Further, upon reaching various computer system components, program code means in the form of computer-executable instructions or data structures can be transferred automatically from transmission media to non-transitory computer-readable storage media (devices) (or vice versa). For example, computer-executable instructions or data structures received over a network or data link can be buffered in RAM within a network interface module (e.g., a “NIC”), and then eventually transferred to computer system RAM and/or to less volatile computer storage media (devices) at a computer system. Thus, it should be understood that non-transitory computer-readable storage media (devices) can be included in computer system components that also (or even primarily) utilize transmission media.
Computer-executable instructions comprise, for example, instructions and data which, when executed at a processor, cause a general-purpose computer, special purpose computer, or special purpose processing device to perform a certain function or group of functions. In some embodiments, computer-executable instructions are executed on a general-purpose computer to turn the general-purpose computer into a special purpose computer implementing elements of the disclosure. The computer executable instructions may be, for example, binaries, intermediate format instructions such as assembly language, or even source code. Although the subject matter has been described in language specific to structural features and/or methodological acts, it is to be understood that the subject matter defined in the appended claims is not necessarily limited to the described features or acts described above. Rather, the described features and acts are disclosed as example forms of implementing the claims.

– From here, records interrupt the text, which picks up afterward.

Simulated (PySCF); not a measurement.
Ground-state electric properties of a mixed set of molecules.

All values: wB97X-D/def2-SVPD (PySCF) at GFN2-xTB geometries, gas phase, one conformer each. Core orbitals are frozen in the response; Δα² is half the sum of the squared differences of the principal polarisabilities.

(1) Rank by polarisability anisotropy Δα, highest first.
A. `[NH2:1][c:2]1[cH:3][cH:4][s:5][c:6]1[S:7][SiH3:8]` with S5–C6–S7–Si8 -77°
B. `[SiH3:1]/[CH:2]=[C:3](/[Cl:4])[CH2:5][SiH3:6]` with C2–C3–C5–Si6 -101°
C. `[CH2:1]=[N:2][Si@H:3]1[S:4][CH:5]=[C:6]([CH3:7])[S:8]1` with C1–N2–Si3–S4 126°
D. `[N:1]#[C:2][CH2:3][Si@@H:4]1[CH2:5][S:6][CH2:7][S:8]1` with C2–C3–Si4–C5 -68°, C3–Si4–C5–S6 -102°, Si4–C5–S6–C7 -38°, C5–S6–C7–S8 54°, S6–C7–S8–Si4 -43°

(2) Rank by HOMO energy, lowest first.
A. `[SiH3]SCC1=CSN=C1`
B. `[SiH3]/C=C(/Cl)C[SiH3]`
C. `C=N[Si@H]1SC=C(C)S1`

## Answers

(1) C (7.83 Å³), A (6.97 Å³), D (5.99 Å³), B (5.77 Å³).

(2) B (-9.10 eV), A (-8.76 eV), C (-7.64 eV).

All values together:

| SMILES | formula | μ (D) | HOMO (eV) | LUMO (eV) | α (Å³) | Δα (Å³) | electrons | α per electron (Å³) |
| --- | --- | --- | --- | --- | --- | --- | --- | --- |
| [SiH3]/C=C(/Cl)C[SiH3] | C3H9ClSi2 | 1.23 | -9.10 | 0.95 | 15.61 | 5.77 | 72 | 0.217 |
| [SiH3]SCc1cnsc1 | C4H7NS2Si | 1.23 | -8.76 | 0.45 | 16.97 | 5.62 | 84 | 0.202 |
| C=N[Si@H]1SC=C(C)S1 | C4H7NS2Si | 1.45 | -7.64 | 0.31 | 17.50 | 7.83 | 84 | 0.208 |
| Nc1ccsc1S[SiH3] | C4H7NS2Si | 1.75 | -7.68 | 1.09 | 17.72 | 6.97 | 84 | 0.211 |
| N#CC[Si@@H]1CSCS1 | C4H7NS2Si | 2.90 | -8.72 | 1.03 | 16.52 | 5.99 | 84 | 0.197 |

Those skilled in the art will appreciate that the disclosure may be practiced in network computing environments with many types of computer system configurations, including, personal computers, desktop computers, laptop computers, message processors, hand-held devices, multi-processor systems, microprocessor-based or programmable consumer electronics, network PCs, minicomputers, mainframe computers, mobile telephones, PDAs, tablets, pagers, routers, switches, and the like. The disclosure may also be practiced in distributed system environments where local and remote computer systems, which are linked (either by hardwired data links, wireless data links, or by a combination of hardwired and wireless data links) through a network, both perform tasks. In a distributed system environment, program modules may be located in both local and remote memory storage devices.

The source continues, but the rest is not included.